Nearly a decade ago, the motoring world called the Cadillac CTS the crest-and-wreath brand's most important car since its founding.
And now, on the eve of a debut arguably just as crucial, we find ourselves rehashing old phrases. Forced to survive on just three vehicles over the last few years (no, we're not counting the slow-selling STS and DTS), Cadillac has decided to reach in the other direction with its latest Euro-fighter.
For years, Cadillac has proposed and delivered Euro-fighters (Catera and Cimmaron, anyone)? But the CTS has long delivered as a value-packed alternative to the BMW 3 and 5-Series. Now comes the ATS, which is priced and sized almost on top of the 3-Series. Is Cadillac ready to compete head-on with Bavaria's finest? We headed to Atlanta Motorsports Park to find out.
Is it tough enough?
It's a tough niche, this luxury sport compact segment. Obviously, to be competitive, the brand needs to supply all the customary accoutrements that other players offer. Think powertrain choices, interior themes, high-tech features and performance. No poseurs need apply, especially when the competition includes the BMW 3-Series, Audi A4, Mercedes-Benz C-Class and the Lexus IS.

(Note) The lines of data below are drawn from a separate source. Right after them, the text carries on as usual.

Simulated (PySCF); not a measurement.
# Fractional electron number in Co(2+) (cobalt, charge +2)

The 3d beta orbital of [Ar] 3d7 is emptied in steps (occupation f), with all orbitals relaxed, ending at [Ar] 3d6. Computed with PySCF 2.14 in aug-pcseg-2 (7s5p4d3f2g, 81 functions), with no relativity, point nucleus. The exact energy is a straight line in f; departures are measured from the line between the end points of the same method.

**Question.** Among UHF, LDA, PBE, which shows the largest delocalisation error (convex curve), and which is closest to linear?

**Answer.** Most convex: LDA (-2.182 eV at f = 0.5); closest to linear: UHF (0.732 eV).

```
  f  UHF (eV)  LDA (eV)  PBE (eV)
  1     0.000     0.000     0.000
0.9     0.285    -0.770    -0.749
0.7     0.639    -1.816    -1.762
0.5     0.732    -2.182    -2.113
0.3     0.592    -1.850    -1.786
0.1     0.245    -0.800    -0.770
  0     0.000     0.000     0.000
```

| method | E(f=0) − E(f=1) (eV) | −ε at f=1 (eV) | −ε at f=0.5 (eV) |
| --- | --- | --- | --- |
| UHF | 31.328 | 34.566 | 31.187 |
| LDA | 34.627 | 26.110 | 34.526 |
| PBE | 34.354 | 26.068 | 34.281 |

And, by the way, Cadillac engineers were told, "let's try to keep the weight down, too."¯ The end result is a rear-drive architecture that managed to skirt below the magic number of 3,400 lbs.. In fact, equipped with the 2.5-liter base four-cylinder, the ATS has a curb weight of just 3,315 lbs..
Taking a cue from BMW's 3-Series groupings, Cadillac has settled on four individual collections: Standard, Luxury, Performance and Premium levels. They can be mixed and matched according to engine type and trim-level offerings.
For the North American market, three direct-injection engine choices are offered :A 2.5-liter naturally aspirated four-cylinder, making 202 horsepower and 191 lb-ft of torque; a 3.6-liter V6 with 321 horsepower and 274 lb-ft; and what Cadillac suspects will be the volume choice, a 272-horsepower, 260 lb-ft of torque-producing twin-scroll turbocharged four-cylinder.
And lest anyone suspect differently, the 2.0 is not quite the same engine that finds its way into the Buick Regal GS.
All will come with the a six-speed automatic transmission, but the turbo will go one better with an optional Tremec six-speed manual transmission. Using the normal rear-wheel-drive architecture as a jumping off point, the ATS can be optioned in 2.0T and 3.6-liter versions with full-time all-wheel-drive. A Brembo braking system is optional on the 2.5 and standard otherwise
The ATS's weight distribution is a perfect 50:50 split, which is one of the benefits of putting the platform on a weight-restricted diet.
Zero to 60 mph times range from 7.5 seconds for the 2.5 to just shy of 6 seconds for the turbo and a mere 5.4 seconds for the V6. Speaking of numbers, the EPA has not given its official numbers, but GM estimates 22/32 mpg for both of the four-bangers and 19/28 for the V6.
For the first time, Cadillac's suspension kit includes a multi-link double-pivot MacPherson strut set in front and a five-link setup out back. A ZF-built variable-assist power steering rack is included, which varies the steering effort and road feel depending on speed and conditions.
For those of the sporting persuasion, ordering the manual transmission, and/or the FE3 Sport Suspension also nets a mechanical limited slip differential to help torque go to the tires in hard cornering situations. Speaking of FE3, that includes the third-generation of GM's rapid-response Magnetic Ride Control, which reads wavering road conditions for rapid responses. Comfort and sport settings are available at the touch of a button.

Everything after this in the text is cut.